Possums, pigs and pampas – taming pest threats at Tapora

Manukapua Island lies just off the coast. Inset, Land & Coast Care chair Earle Wright.
Wright is restoring wetlands and laying paths through his farm.
Pampas and pines next to a replanted site.
One of the wetland areas being restored.

For more than two decades, the small, remote community of Tapora has been quietly punching well above its weight when it comes to taking care of the local environment.

Only around 400 people live out on this remote peninsula on the Kaipara Harbour, which is a good 40km drive west from Wellsford down winding, narrow roads, but the community’s commitment to planting and pest control would put many much larger settlements to shame.

Local farmers, orchardists, residents and students have worked together over many years to plant hundreds of thousands of indigenous plants along waterways and in wetlands, while mounting a concerted attack on introduced pests and predators.

Tapora Land & Coast Care Group founder Wally McConnell has lived and farmed in the area since the mid-seventies, now raising beef, a handful of alpacas and running the local campground.

He said locals first started talking about an organised approach to pest control in the mid-1990s, when Tāwharanui was getting started over on the east coast, and the group was formally incorporated in 2004.

The aim was to make the peninsula predator free, and the initial focus was on possums. To give some idea of the scale of the problem, McConnell said 50,000 were trapped and killed in just one year.

Current chair Earle Wright remembers those early days, when shooting 500 possums a night was not uncommon, and said that although the population was now under control, constant vigilance was still required, not least since possums and other pests had just enjoyed a bumper breeding season.

“Everything has gone really well this year. We were down to three percent possums on the peninsula (three possums caught for every 100 traps laid), but there are still hotspots,” he said. “Then you’ve got rats, stoats and other pests – it’s never-ending.”

Wright’s other main bugbears are wild pigs and pampas grass, both of which thrive here, especially in the Okahukura conservation area just across from the extraordinarily beautiful Manukapua Island, the largest of two long, lean strips of dune system that shield Tapora’s coastline.

The group is targeting two wetland areas in the north and south of the coastal reserve strip just across from Manukapua. Initially smothered with impenetrable pampas, gorse and wilding pines, only a heavy-duty 33-tonne digger was able to clear and mulch the giant weeds enough to allow replanting in the north section.

“We’ve planted 50,000 trees here in three years, that’s about five hectares, but there’s 1000-plus hectares of land, so it’s like a jigsaw puzzle,” he said. “We’ve been battling the pampas grass throughout with spot-spraying. It’s just horrendous, ongoing work.”

Next for the big digger treatment is the southern section and the group is currently scoping a third wetland for restoration management as well.
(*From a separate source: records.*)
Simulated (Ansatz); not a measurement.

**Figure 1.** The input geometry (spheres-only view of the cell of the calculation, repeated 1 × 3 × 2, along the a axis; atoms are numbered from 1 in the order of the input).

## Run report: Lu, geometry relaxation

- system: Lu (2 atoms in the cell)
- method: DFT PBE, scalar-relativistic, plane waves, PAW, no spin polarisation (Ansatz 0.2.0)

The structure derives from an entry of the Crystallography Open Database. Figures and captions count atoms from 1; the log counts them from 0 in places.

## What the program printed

Then there’s work going on to protect and restore Manukapua itself. It’s a popular spot for fishing, walking and bird-watching – the name means ‘bird cloud’ – but also for four-wheel driving and hunting enthusiasts, which some feel are not compatible with wildlife preservation and the island’s sacred sites, as Wright’s brother Tarb pointed out.

“Manukapua is the birthplace of Ngati Whatua – it was one of the first landing points of the Mahuhu Ki Te Rangi waka in the 1300s,” he said. “The aim of mātauranga Māori is to create balance in all the realms around here.”

Local residents, landowners and farmers are working to instil that message via educating visitors about how precious the coastline and islands are and how important it is to protect them from damage, and from fire, such as one that burnt for a week in 2013. There is also a rāhui in place in a bid to stop people taking vast quantities of kai moana from the harbour waters.

In addition, farmers are putting in fencing to protect the coast and waterways, Tapora School students are regularly taking part in mass plantings as part of the Trees for Survival education programme, and a new native plant nursery is being established behind the community hall. (see panel right)

While the workload remains pretty constant, the results of all this community mahi are certainly bearing fruit, most notably in the return of native birds, such as the Australasian bittern, or matuku-hūrepo.

Although rarely seen and with a “nationally critical” conservation status, these big brown birds are doing well in Tapora – so well, in fact, that Earle Wright saw six of them take flight together from his land in March.

It’s a similar story with other species. Ecologist Andrew Marshall regularly visits Tapora to monitor what’s happening in the wetlands and he recently heard banded rail, spotless crake and fernbirds in one spot – anywhere else in the Auckland region, and he would only expect to hear one of those species at a time.

“This place is just so special, the strength of community action to do something,” he said. “Other parts of Auckland might have better restoration, but it’s council-led. This is a really ground-up thing, where local people really want to make a difference.”

Wright says that’s down to everyone getting on and being willing to do their bit.

“It’s about walking the talk, and doing it yourself. My Dad always said you start on your doorstep and work your way out. That’s what we’re doing on the farm, in the community and across the whole peninsula.”

His only real concern is over future funding, as budget cuts cast a potential shadow over previously stalwart supporters Auckland Council and DOC.

“We’ve come a long way in the last few years, but we’re quite concerned about funding,” he said. “We’re increasing our levies, but we’re always looking for more, and to create more interest in what we’re doing out here.”

Info: https://www.taporalandandcoastcaregroup.co.nz/ or Tapora Land & Coast Care Group on Facebook


Planting potential

One of the latest weapons in Tapora’s battle to restore the environment and increase biodiversity is a new nursery being developed behind the community hall, school and tennis courts.

In typical fashion, Land & Coast Care Group members are using local knowledge, contacts and initiative to get the job done with maximum efficiency and minimum outlay. Lotto funding is being stretched with donated items, such as metal, fence posts and shade cloth from local avocado and kiwi orchardists and landowners.

Group chair Earle Wright says the nursery is being set up for taonga species, such as swamp kauri and kahikatea, rather than focusing on more common canopy plants like flax and cabbage trees.

“We’re going to have a shade-house, a covered area for potting and an outside area for hardening plants off,” he says.

“We’ve been collecting seeds locally for years and I reckon we’ve got room for 50,000 plants here.”

The nursery will also include a gate through to Tapora School grounds, so students can come in to learn about raising plants and the importance of re-establishing native forest.

“The nursery is there for us, not to sell on plants, apart perhaps for some for conservation volunteers at Atiu Creek Regional Park,” Wright says. “We want to bring the birds back here.”